After the funeral, my relationship with my dad weighed on me. It was a constant stone I carried everywhere I went. Every thought and feeling was impacted by it. Fourteen years of events played through my mind on repeat. It was torture… and it was healing.
God works in mysterious ways, and during the nine months following the funeral, He worked by putting an increasingly heavy burden on my heart about my dad, our relationship, and the part I continued to play in its failure. It is easy to forgive a child, even a teenager, for her mistakes, but as an adult you must accept your portion of the blame for failed relationships. That’s how forgiveness works.
By November, I could no longer carry the weight. It was too heavy. I told David that I needed to call my dad. I needed to try to have a relationship with him. I was at a point where I would accept whatever he was willing to give. I no longer wanted to clothe myself in a blanket of pride. David, of course, said he would support me with whatever decision I made.

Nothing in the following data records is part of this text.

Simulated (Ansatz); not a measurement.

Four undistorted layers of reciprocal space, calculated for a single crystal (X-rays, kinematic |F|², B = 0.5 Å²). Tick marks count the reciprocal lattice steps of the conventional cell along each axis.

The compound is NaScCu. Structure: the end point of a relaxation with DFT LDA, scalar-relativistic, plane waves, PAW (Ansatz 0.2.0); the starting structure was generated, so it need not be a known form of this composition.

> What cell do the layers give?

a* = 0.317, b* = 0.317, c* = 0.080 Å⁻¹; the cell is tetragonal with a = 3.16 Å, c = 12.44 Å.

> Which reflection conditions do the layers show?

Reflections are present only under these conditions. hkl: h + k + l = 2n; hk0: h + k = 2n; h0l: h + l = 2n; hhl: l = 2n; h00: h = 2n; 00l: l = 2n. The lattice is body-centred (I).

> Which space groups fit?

I don’t remember the day or the time or even what I said, but I do know that I finally made the call. I know that David and I were invited over. And again, and again, and again. I do know that was the first Christmas I had spent with my dad in years. I do know that it was awkward (for me), but only at first. I do know that my aunt told me, “you have no idea what this means to him.” I do know that a piece of me was made whole again.
On one of those many visits we started to talk about family, his family, MY family. While we were reminiscing my dad pulled out a chest where he stored all the photos and things that were important to him, things he didn’t want to forget. As he dug for old photos of my grandfather, he removed items from the chest and laid them across the bed.
Mixed in with old pictures and WWII rifle shells were cards and letters… cards and letters that I had sent him over the years. He had saved every one. Every card. Every picture from my very unartistic hand. Every note poured from my heart.
A million things clicked together for me in that moment. All my doubts from previous years were erased. Hurt and anger were replaced with forgiveness and acceptance. My daddy really did love me.
I graduated college in May of the following year. My Dad and Gayle took David and I to Mexico as a graduation gift. I accepted a job in Houston, and David and I moved to the small town where my Dad lived. Over the next few years we spent a lot of time together. We built a lot of good memories. We were happy. We were a family.
Until December 18th.
Note: This a series I’m writing about my relationship with my Dad. This is the story of my pain based on my perceptions of events. Some of it will not be pretty, but it is time for me to set these memories free. Mistakes were made by everyone, including me, so please read with a soft heart and forgiveness so that I may forgive myself. Also, please keep in mind there are always at least two sides to every story.
Some people will probably think that I should not write this, but I offer up two quotes from Anne Lamott for the reason why I should.
If people wanted you to write warmly about them they should have behaved better.
Forgiveness is giving up all hope of having had a better past.
I will be linking these posts up with Heather of the Extraordinary Ordinary for Just Write because that is the only way I will be able to get them out… to just write.